RM. That fall didn't even affect the price of foreign cars - Audi's BM's etc. - either. Why? Competition. In any event the UK is a big international supplier of components, GKN drive line stuff for example, so bits that foreign car makers bought from us went down in price, i.e. cheaper for FCM to buy. It all evens out in the end.

MikeW said...

Ralph, re 2008

I got up one cold morning, checked exchange rate and couldn't figure out why my maths had gone. Checking FX every day for our business for a few years.

When I found that Brown had quitely devalued I ran over to my wife and hugged her and said, 'we are saved' and put our house on the market and sold over New year. We escaped a Scandanavian version of 'creative destruction' and came back to the UK. So it really saved us. Buying back into pounds against a strong currency that had not responded.
'
PS. you link to the critics of 'Debt the First 5000 Years' are pretty feeble. One main point: if you are going to demolish an anthropological and historical thesis; best attack it on those grounds first, don't yer think? Second, dont pick on the authors one, single, only reference of your pet German economist and make out the thesis rest on that, and third,dont say 'State theorists of money, dont 'get you knickers in a twist' and think that evades arguing the point, given that is where the author is so clearly coming from! Still if you think it is worth linking to a Cato funded site...I trust your judgement!!! :)

Mark Wadsworth said...

L, RM, thanks for your examples of "not much happened".

MW, I must admit, I moved back to the UK in 1993 with a suitcase full of Deutschmark, so that fall was a godsend to me, but domestically, nothing happened.

Random said...

Those exporting to the UK have the choice of saving the necessary Sterling (which stops the 'fall' in Sterling - not that there would be one), or cutting their prices in Sterling terms to maintain market share. Something they would have to do *or lose sales* because there is nowhere else in the world that can absorb the level of output the UK economy can.

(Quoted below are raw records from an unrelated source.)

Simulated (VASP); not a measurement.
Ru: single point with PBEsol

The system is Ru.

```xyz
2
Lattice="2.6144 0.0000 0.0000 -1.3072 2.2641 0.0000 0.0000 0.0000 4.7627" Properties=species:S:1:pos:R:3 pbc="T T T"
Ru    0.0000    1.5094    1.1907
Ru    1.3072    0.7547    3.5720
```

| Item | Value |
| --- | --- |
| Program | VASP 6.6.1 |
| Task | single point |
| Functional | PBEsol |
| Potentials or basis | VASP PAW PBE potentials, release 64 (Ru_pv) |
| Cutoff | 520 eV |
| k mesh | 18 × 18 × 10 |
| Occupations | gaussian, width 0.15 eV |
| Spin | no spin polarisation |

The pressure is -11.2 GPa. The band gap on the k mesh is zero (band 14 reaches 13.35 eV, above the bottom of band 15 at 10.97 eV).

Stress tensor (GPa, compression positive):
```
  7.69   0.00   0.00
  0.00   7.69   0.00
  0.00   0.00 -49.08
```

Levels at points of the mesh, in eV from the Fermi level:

Furthermore anybody suggesting an economic loss from Brexit is assuming that the government is powerless to counter any impact. When actually we would have the power to counter completely and the hog-tied governments remaining in the EU can't do anything.

Basically what Osborne is saying is he will crash the economy if we vote for Brexit:

http://www.theguardian.com/politics/blog/live/2016/apr/18/eu-referendum-osborne-treasury-brexit-will-cost-families-4300-a-year-politics-live

"George Osborne has said the British government would lose £36bn in net tax receipts, equivalent to 8p on the basic rate of income tax or 7p on VAT, if the UK leaves the EU and negotiates a bilateral trade agreement with the bloc."

The whole thing is a total fabrication to introduce further austerity.

government investment => taxation + increase in private savings

Each time, every time for any positive set of tax rates.

How much the economy grows or shrinks is mostly down to the level of government spending undertaken by the government to support the businesses of the UK. Similarly the BoE and Osborne have full control over 'borrowing costs' and interest rates as the BoE can just buy any bond that falls below par and cancel it QE style.

The *only way you can 'lose' that much taxation is if you spend £36bn less on public services*.

And that is actually Osborne's intention.

Bayard said...

"the non-partisan National Institute for Economic and Social Research"

Ah, but how partisan is the person saying that it is non-partisan?

James Higham said...

The critical question is who's buying it?

Mark Wadsworth said...

B, perhaps he mean "non-partisan" in "closely affiliated with neither Labour nor Tory"? Which is meaningless in this context as they are all on the same Project Fear side.

JH, sadly, half the population don't have the time or energy to look into these outrageous claims and are going to vote to Bremain.

Bayard said...

M, good one. I hadn't thought that the non-partisanness of the think tank might be related to another subject entirely. I suppose we all have subjects about which we don't give a shit and so we can all describe ourselves as non-partisan, strictly speaking.